Jane Marston is a Coast Salish First Nation artist. She is the mother of seven grown children and a proud grandmother. She began carving under the mentorship of Simon Charlie in 1984 and worked with him on various art projects until April of 2005. Totem poles, ceremonial rattles, dolls, talking sticks, dancing sticks, paddles and ceremonial masks have become her specialties. Although her main medium is wood, she has also become very proficient in watercolor, doing scenes with symbols that depict her native heritage. Her inspiration comes from old Salish art pieces that she discovered in museums. She pays close attention to nature and combines both the past and the present in her work. She believes that there is importance in showing traditional symbols but also expresses that we must dream new dreams and invent new art that speaks to us in our present day.

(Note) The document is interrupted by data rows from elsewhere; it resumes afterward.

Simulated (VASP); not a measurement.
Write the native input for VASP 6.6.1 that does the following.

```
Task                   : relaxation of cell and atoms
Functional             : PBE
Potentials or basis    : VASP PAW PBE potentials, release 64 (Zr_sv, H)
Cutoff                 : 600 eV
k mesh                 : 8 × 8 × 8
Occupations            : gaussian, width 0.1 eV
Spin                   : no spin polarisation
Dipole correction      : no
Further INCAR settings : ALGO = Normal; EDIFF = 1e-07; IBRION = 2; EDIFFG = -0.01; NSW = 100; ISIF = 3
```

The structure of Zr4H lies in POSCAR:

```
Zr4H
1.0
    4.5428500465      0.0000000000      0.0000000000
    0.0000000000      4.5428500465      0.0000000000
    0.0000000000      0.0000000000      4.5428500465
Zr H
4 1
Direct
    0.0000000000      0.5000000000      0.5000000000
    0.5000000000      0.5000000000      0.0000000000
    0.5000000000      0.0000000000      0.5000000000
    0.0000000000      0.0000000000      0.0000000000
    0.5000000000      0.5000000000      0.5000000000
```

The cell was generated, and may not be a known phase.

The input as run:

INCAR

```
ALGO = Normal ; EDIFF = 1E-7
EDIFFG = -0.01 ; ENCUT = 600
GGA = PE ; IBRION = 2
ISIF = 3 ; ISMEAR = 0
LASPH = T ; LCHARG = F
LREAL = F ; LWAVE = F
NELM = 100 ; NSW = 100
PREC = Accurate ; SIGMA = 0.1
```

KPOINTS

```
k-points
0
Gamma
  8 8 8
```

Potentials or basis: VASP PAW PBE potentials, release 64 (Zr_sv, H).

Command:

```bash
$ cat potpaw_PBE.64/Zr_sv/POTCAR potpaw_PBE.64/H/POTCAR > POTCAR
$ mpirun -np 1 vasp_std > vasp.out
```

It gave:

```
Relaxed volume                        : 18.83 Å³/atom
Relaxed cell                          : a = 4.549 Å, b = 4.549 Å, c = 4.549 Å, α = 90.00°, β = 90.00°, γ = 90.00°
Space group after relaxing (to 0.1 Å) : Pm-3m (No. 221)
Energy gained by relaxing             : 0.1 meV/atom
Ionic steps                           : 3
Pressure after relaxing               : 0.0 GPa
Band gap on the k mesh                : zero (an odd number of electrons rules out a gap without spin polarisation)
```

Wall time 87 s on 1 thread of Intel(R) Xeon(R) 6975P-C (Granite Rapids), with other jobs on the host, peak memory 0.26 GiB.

Although she taught a great number of people to carve in the studio where she worked, she decided she wanted to teach in universities and share her knowledge with a wider audience of people. She then went back to school and got her Masters Degree in Indigenous Government. This experience has given her art a greater depth and meaning. Through this education she has become aware of the effects colonization has had on the art of her people. She uses these ideas in her watercolors and her carvings.
Jane taught at the Simon Charlie Society for three years. She taught First Nation art in a holistic way; a way that looked after the spiritual, mental, physical and emotional aspects of the students. She always tried her best to teach the way her people used to teach. In 1988 Jane was asked to go to Holland and give lectures on First Nation art and culture. She spent three weeks giving talks at schools, universities, and public meetings. In 1997 she was asked to go to New Zealand to talk about First Nation literature, art and culture. She spent three weeks in the north island of New Zealand giving lectures at schools, colleges, universities and homes. Jane also does guest lectures at Malaspina University College in Nanaimo. Her main discussion topics are often based in West Coast First Nation art and culture, the history and evolution of First Nation art, and leadership as a First Nation artist.
Presently, her art can be found in both private and public collections all over the world.